Some passengers and crew members were able to make phone calls from the hijacked flights. They reported that multiple hijackers were aboard each plane. A total of 19 were later identified by the FBI, four on United 93 and five each on the other three flights.
The hijackers reportedly took control of the aircraft by using box-cutter knives to kill flight attendants and at least one pilot or passenger. Some form of noxious chemical spray, such as tear gas or pepper spray, was reported to have been used on American 11 and United 175 to keep passengers out of the first-class cabin. Bomb threats were made on three of the aircraft, but not on American 77.
In the fourth aircraft, black box recordings revealed that—after discovering on their phones that planes had been deliberately crashed into buildings—crew and passengers attempted to seize control of the plane from the hijackers, who then rocked the plane in a failed attempt to subdue the passengers. According to 9-1-1 tapes, one of the passengers, Todd Beamer, had asked for the operator to pray with him before the passengers attempted to retake the aircraft. After praying, he simply said, "Let's roll." (The 9/11 Commission stated that Beamer later said "Roll it," most likely referring to a drink cart being used as a battering ram. This was, however, a separate incident, which took place after he had hung up on the operator. It is evidenced by cockpit recorders) Soon afterward, the aircraft crashed into a field near Shanksville in Stonycreek Township, Somerset County, Pennsylvania, at 10:03:11 a.m. local time. There is a dispute about the exact timing of the crash as the seismic record indicates that the impact occurred at 10:06 a.m. The 9/11 Panel reports that captured al-Qaeda leader Khalid Shaikh Mohammed said that Flight 93's target was the United States Capitol, which was given the code name "the Faculty of Law."
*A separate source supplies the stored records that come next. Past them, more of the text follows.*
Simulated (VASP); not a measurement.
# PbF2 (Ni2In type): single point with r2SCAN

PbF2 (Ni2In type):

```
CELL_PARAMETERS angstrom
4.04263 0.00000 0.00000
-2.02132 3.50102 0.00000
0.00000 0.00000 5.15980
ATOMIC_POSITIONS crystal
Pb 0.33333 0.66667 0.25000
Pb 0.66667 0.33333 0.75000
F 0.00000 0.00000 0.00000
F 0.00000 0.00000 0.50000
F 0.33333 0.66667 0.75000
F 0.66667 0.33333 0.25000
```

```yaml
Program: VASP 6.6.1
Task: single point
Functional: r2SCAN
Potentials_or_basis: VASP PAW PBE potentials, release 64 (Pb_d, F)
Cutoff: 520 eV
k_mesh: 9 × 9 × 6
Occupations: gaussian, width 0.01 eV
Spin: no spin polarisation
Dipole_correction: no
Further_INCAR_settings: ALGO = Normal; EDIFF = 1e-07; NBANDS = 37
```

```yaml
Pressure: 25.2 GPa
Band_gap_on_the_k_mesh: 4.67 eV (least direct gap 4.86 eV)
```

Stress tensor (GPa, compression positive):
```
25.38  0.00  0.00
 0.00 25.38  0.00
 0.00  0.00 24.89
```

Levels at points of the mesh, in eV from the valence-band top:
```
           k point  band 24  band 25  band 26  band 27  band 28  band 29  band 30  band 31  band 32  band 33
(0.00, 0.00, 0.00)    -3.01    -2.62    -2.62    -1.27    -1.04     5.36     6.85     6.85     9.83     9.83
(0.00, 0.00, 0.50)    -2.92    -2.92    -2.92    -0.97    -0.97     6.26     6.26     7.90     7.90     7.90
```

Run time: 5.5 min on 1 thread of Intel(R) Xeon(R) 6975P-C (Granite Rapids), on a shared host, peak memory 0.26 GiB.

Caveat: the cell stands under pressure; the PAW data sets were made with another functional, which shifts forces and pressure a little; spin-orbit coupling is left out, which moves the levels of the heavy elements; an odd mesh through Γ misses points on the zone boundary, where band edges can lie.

At the World Trade Center, faced with a desperate situation of smoke and burning heat from the jet fuel and ignited building contents, an estimated 200 people jumped to their deaths from the burning towers, landing on the streets and rooftops of adjacent buildings hundreds of feet below. In addition, some of the occupants of each tower above its point of impact made their way upward toward the roof in hope of helicopter rescue. No rescue plan existed for such an eventuality. Fleeing occupants instead encountered locked access doors upon reaching the roof. In any case, thick smoke and intense heat prevented rescue helicopters from landing.